Translate

Wednesday, July 20, 2011

Building a network takes more than switches and ports (or why Arista's math is wrong ...)

I couldn't help reading a recent interview with Arista's CEO on NetworkWorld. Very good interview, and nice insight on certain topics by the always bright Jayshree Ullal. However, there were claims in that interview which are ... misleading, to be polite.

The interview can be found here: http://www.networkworld.com/community/blog/QA-with-jayshree-ullal-ceo-arista-networks

In there, they talk of a hypothetical network to support 5,000 servers. The number comes from a hypothetical 3MW datacenter, assuming all servers of the same kind with consumption at 600W. In a perfect world, that's 5,000 servers. They go and say this fits in 125 cabinets, so putting 40 servers per cabinet and therefore considering 24KW of power per cabinet ... Pretty agressive in conventional datacenters, but certainly possible.

So considering standard 42RU cabinets, the math goes that you need two 1RU ToR switches per cabinet, and the desired oversubscription at the first hop is 3:1. No doubt, the hypothetical scenario was chosen to obtain best fit for Arista's boxes, but even so, I think the math fails.

Before I begin, a couple considerations with this approach:

  • at least in EMEA region, I have seen few designs request such low oversubscription ratios. 4:1 is very common in scenarios where local switching at the ToR isn't even required, with 8:1 being common where local switching is available. But ok, large SPs deploying dense cloud infrastructure would push for lower oversubscription.
  • there are other ways to handle cabling than to put a pair of ToR switches per cabinet. With CX-1 cabling to the server, there are cables which go up to 10meters which allows for several cabinets of distance, so it isn't uncommon to see a 2RU device being used for every other rack which reduces the number of managed devices and also power consumption.

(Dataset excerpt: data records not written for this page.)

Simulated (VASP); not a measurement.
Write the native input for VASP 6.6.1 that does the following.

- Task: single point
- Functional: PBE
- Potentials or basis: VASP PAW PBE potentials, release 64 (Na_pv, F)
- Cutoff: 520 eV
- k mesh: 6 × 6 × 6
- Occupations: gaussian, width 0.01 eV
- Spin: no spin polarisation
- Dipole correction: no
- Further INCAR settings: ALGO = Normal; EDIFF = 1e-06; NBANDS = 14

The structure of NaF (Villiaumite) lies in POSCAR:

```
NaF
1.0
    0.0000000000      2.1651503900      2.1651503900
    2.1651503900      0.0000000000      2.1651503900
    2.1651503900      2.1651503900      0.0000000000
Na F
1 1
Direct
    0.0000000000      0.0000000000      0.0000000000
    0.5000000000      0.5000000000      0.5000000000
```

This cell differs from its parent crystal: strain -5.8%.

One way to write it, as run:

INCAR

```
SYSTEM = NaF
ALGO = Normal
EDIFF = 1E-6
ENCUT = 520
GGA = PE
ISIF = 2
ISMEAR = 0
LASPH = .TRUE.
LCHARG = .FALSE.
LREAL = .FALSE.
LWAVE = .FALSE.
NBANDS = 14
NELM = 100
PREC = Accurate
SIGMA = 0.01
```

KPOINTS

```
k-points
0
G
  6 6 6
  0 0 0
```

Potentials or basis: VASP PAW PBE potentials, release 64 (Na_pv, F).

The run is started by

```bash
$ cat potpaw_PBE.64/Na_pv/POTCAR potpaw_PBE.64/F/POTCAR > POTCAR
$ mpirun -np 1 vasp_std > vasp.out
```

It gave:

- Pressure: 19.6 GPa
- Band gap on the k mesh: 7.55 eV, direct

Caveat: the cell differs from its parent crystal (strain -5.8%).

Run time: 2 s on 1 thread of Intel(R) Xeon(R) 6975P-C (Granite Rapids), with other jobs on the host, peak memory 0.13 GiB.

Why the math is misleading 

Arista considers using a 7050-64 (64x10GE, 125Watts), which is good enough for 40 ports to each of the servers and 16 10GE uplinks, leaving some spare ports unused. The ToR devices will be aggregated on Arista's 7500. With 16 uplinks per ToR, 2 ToRs per cabinet and 125 cabinets, you need 4,000 10GE aggregation ports in the upper layer. The statement goes you need 12 Arista 7500 series at the aggregation layer and 250 Arista 7050s ToR switches.. A quote is given of 75.6kw worth of power: the main variable here.

(I would again highlight that few organizations deploy a 4,000 10GE aggregation layer to provide connectivity to 5,000 servers today ...)

How are ToR devices connected to the upper layer 12 devices? This isn't mentioned. The Arista 7500 claims to support 384 10GE ports. On a two spine design, you can therefore support 48 ToR switches. On a four spine design, 96 ToR switches. On a eight spine design, 192 switches. A 12 spine design doesn't add up to 16 uplinks to keep an even topology ...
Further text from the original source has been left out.